If your credit score is high enough to apply, determine approximately how much you want to borrow to cover your solar project. Begin shopping for lenders that align with your preferred terms. You can do this online, with your original mortgage company, or even with local banks.
Once you’ve narrowed down your list, connect with your lender of choice and start the application process. Each one has its own application, requirements, and internal process to determine how much equity you have in your home to borrow.
Submit your application, verify submission, and wait for lender approval. If both you and your lender agree to the offered terms, you’ll receive a closing date from your lender. On this date, you’ll sign the loan documents and transfer funds.
While timelines vary greatly based on individual lenders and applications, most HELOC processes take between 1-2 months to complete, from application to closing date, although many institutions offer much faster turnaround times.
PACE loan
Before applying for a PACE loan, determine if you live in a participating state and if your home project is eligible for your state’s PACE loan restrictions. You can find this information on their specific PACE loan informational page. You’ll also be able to view state-specific information about application processes and timelines.
While the exact process varies by state, the typical application process starts with a quoted price estimate and a PACE loan application, which is filed either by the homeowner or a PACE-approved contractor. Once approved and executed, the installation work can begin.
Like other elements of the PACE program, approval timelines vary by state. Some homeowners have had their applications approved the same day, while others have reported average timelines of 90 days or more.
Consult your state’s PACE information page for more specific information.

Pros and cons of HELOC for solar
Using a HELOC to finance your solar installation offers several benefits:
- Flexible payment terms. HELOCs often offer more flexible terms than PACE loans, especially for homeowners with good credit. Borrowers with strong financial standing may qualify for better rates and repayment options.
- Interest-only draw period. During the draw period, you may be able to make interest-only monthly payments, helping to reduce short-term costs while you pay down the principal at your own pace.
Potential cons of HELOCs include:
- Reduces your home equity. Because a HELOC borrows against your home’s equity, it lowers the amount of equity available until the loan is paid off.
- Impacts home sale. If you sell your home before repaying the HELOC, the outstanding balance must be paid at closing. While the home sale proceeds may cover this, in some cases, it may not be enough.

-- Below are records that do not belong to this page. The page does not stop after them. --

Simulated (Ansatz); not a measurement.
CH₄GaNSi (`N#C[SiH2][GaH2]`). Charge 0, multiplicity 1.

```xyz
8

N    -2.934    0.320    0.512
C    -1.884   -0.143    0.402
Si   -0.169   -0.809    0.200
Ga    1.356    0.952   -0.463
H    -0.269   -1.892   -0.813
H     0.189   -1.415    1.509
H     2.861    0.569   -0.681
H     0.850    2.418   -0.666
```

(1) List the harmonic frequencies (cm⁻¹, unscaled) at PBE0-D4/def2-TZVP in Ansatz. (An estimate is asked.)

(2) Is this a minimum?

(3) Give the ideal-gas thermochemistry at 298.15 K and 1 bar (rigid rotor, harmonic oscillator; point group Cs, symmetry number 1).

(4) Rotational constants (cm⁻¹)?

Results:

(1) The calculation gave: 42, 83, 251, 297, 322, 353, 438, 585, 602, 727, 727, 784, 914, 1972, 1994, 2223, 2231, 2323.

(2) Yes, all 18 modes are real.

Pros and cons of PACE loans for solar
PACE loans offer a different structure and are often used by homeowners who prefer not to use their home equity or don’t qualify for a traditional loan.
Here are the pros of PACE loans:
- No upfront payment required. PACE loans don’t require out-of-pocket costs to get started, making them a great option for homeowners who lack upfront capital but still want to install solar.
- Long-term repayment options. PACE loans often come with extended repayment terms from 20-25 years, allowing for lower annual payments. Unlike HELOCs, approval and repayment terms aren’t tied to your credit score, which can make PACE loans more accessible.
Before you determine if you’re eligible for a PACE loan, consider the potential downsides:
- Property lien may affect refinancing or resale. PACE loans are repaid through a property tax assessment, which places a lien on your home. This can complicate your ability to sell or refinance, as many lenders are hesitant to approve mortgages on homes with outstanding PACE liens.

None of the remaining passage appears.